A drunk suicidal Schwarzenegger, a breakfast shake with cold floor-pizza, sleazy Gabriel Byrne, a creepy subway hobo, doomsday cults, and Robin Tunney's boobs- End of Days has it all. Peter Hyams did learn one thing between 1997's The Relic and his doomsday horror actioner and that's how to light scenes so that people can see what's going on. Of course it's up for debate as to whether or not that's a good thing.
The end of the century has come and all of New York is bracing for the party of the century- everyone except Jericho Cane (the single most blatant action star name maybe ever and played by Arnie himself). Jericho, an ex-cop now leader of an elite security team, uncovers that doomsday is upon us and Satan (Gabriel Byrne) has come to Earth in search of the ultimate baby mama. It's now up to Jericho to pull of the most epic c#%kblock the world has ever seen.
Ahh the late 90's, when you could spew out a harmless yet dour action horror movie with a sex scene set to Limp Bizkit and be rewarded with an 11% Rotten Tomatoes score. Now, anyone would be hard pressed to go to bat for this film and defend it with honor- or a straight face- but sometimes you just gotta shrug your shoulders put on a smug smirk and say, "C'mon guys...it's not THAT bad."

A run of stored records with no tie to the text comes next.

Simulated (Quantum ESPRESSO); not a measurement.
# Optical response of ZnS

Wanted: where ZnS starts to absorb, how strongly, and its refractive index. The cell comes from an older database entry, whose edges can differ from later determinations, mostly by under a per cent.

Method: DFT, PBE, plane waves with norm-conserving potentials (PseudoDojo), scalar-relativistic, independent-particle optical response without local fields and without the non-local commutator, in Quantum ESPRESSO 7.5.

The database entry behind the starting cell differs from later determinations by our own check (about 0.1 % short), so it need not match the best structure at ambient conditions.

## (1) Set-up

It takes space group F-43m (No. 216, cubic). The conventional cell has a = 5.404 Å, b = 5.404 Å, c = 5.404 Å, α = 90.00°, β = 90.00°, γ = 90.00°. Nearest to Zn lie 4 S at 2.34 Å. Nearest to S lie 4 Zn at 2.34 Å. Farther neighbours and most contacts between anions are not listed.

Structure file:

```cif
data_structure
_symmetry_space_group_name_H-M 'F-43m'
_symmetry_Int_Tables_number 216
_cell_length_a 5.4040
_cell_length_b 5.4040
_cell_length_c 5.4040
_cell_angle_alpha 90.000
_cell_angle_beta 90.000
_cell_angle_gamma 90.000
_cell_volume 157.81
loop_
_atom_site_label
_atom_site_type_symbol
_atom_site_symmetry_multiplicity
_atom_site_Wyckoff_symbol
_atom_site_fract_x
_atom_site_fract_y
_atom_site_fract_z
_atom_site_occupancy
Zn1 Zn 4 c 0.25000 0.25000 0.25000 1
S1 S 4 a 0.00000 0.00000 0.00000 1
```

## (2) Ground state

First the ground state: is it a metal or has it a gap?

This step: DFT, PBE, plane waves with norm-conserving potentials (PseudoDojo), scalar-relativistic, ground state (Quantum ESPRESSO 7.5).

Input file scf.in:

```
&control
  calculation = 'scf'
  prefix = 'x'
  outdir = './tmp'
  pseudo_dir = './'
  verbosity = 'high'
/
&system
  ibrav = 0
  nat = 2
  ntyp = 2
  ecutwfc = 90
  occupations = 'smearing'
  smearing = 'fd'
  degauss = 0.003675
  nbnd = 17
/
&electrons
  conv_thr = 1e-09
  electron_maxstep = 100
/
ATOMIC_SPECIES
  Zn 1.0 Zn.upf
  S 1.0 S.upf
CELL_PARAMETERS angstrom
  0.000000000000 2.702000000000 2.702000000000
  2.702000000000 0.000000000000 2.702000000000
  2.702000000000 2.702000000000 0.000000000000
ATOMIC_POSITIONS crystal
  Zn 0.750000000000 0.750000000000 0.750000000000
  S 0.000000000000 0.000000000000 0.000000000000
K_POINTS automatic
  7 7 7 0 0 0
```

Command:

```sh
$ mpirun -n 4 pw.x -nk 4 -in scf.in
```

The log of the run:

With that out of the way...it's not that good either. Hyams as a director is never quite sure if he wants his film to be a straightforward contemplative horror/thriller or gritty action flick. We skip around from action set-piece to solemn scenes of Schwarzenegger grieving for his murdered family. The bipolar direction still finds room for one-liners and comic relief in the form of Kevin Pollack, but due to the tone even the jokes come off as depressing. Byrne seems to have a grasp on the tone of the film, but because he's playing Satan he's given the freedom to be a wisecracking sleaze-ball who also can shoot daggers at characters and rattle off over-written villainous dialogue.
End of Days is inherently silly, but Hyams plays things incredibly serious- something this reviewer happens to find somewhat endearing. Casting the bulky Austrian in the lead role comes with a price tag- and thats range in acting. Schwarzenegger carries himself well, but with all the gun battles, subway crashes, and devil fights there's not much room for character development. Byrne's theatrical presence quickly becomes the backbone of the film. It's sometimes a joy to watch him chew up scenes and turn on a dime to deliver faux-poetic biblical discourse.
Grim, overlong, dumb, and a little too "by the books"- End of Days has plenty of problems, but it's still a film you can enjoy in spite of its sins. Let's face it, when your New Year's Eve satanic cult ritual occurs with Guns N' Roses blasting in the background there's certain truths you have to face and none of them involve sound decision making. A truth that comes with notching End of Days in the guilty pleasure column.